Changes to how aid loans are valued: how will it affect donor lending?
The Organisation for Economic Co-operation and Development (OECD) Development Assistance Committee (DAC)’s 2014 proposed rule changes to the way official development assistance (ODA) loans are counted were broadly intended to:
- Ensure that the value of loans attributed to donors more accurately reflected the loan’s concessionality
- Ensure the reference rates for calculating the concessionality of loans was set more appropriately
- Incentivise a higher grant element in loans to the least developed countries (LDCs) to counter worries about increased indebtedness
As outlined previously, the changes the DAC have introduced are to be broadly welcomed. However, in order to assess their impact on ODA portfolios we have undertaken new analysis that looks at donor trends over time, the impacts of changing rules, and the implications for developing countries.
What would ODA have looked like in 2013 if the new loans rules had applied?
We compared the levels of net ODA reported by donors in 2013 to the amount of ODA that donors would have reported if the new rules had applied in that year. In aggregate the differences are not large: we find there would have been overall a 4-5% increase in the level of ODA reported by DAC donors in 2013. Most donors would see a relatively small change in the total value of their aid, amounting to no more than a US$10 million alteration in each case.
However, some key donor portfolios would look significantly different.
Some donor totals would fall…
A few donors would see their overall ODA totals drop by applying the new rules to 2013 volumes. Germany would see the biggest decrease of all donors in the total volume of its 2013 ODA – losing 5.4% (US$770million) from the total; France would have reported $445 million less – a fall of 3.9%.

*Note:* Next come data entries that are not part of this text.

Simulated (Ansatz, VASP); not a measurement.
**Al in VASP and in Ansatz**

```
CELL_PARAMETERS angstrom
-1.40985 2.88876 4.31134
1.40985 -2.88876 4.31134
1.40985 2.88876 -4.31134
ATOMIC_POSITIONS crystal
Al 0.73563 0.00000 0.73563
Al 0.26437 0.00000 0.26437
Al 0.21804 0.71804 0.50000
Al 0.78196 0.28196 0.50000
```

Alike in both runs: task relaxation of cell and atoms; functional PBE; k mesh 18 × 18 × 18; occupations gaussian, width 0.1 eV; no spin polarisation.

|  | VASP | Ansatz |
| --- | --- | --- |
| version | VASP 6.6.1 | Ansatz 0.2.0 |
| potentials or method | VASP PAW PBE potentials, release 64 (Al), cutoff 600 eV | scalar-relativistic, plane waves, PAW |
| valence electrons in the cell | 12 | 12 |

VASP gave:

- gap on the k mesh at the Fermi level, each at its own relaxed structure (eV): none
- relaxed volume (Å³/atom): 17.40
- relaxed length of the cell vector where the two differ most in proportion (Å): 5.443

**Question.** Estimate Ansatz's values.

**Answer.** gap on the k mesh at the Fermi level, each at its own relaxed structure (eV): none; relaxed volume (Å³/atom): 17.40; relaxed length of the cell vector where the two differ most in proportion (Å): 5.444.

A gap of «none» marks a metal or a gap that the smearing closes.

The reason for this is that these donors’ loans have relatively low levels of concessionality and, under the new rules, loans with higher levels of concessionality count for more ODA than those with lower levels.
…while a few would rise
Japan would see the biggest overall impact to its 2013 aid from the new rules with a significant increase of 56.3% in value, worth an extra US$6.5 billion added to the Japanese ODA total. This would mean Japan becoming the 2nd largest donor overall. Japan’s ODA loans are among the most concessional of any DAC donor. Also, Japan receives more in repayments on existing loans than any other DAC donor. Under the current rules these repayments are subtracted from the headline ODA figure, but this will not be the case under the new rules.
Some other donors would see smaller increases: ODA from the United States (US) would increase by US$536 million, a 1.7% increase. (The US no longer gives ODA loans; again, this change is accounted for by the fact that repayments will no longer be subtracted from the total). Spain would also have reported an additional US$228 million, a 9.6% increase. Complete information on the potential effect of the new rules for all donors can be found in our report.
What are the implications of these changes?
It is impossible to know how the proposed changes will actually affect allocation. DAC allocation decision-making is being affected by the new rules as we write, and the patterns of ODA lending we see in 2014 and 2015 data may well look quite different.
Yet, this analysis is still instructive. It gives an indication of the kind of incentives that might influence DAC donors as they continue to negotiate and finalise the changes to concessional loan rules within the DAC in 2015. Some issues, such as how to factor in debt relief and interest repayments into the totals, are still being resolved. Further attention therefore needs to be given to the potential impact of ODA loans and incentives for donors, especially relating to the possible outcomes for their partner countries.
This data comes from the recently published report, ‘ODA Loans – tracking a growing source of development financing‘. The report analyses ODA loans more broadly, including donor trends, impacts of changing rules and implications for developing countries.
For the purposes of this analysis we calculated the grant element of each new ODA loan commitment made by donors in 2013. The grant element percentages thus calculated were applied to amounts disbursed in 2013.
As some of the loan disbursements made in 2013 relate to loans agreed in previous years, this makes the assumption that the current concessionality level of ODA loans from each donor was broadly the same in 2013 as in previous years. Since there is insufficient data on old loans to calculate the concessionality level of every loan that disbursed in 2013, this method gives us the best available estimate of the effect of the rule changes on loan disbursements.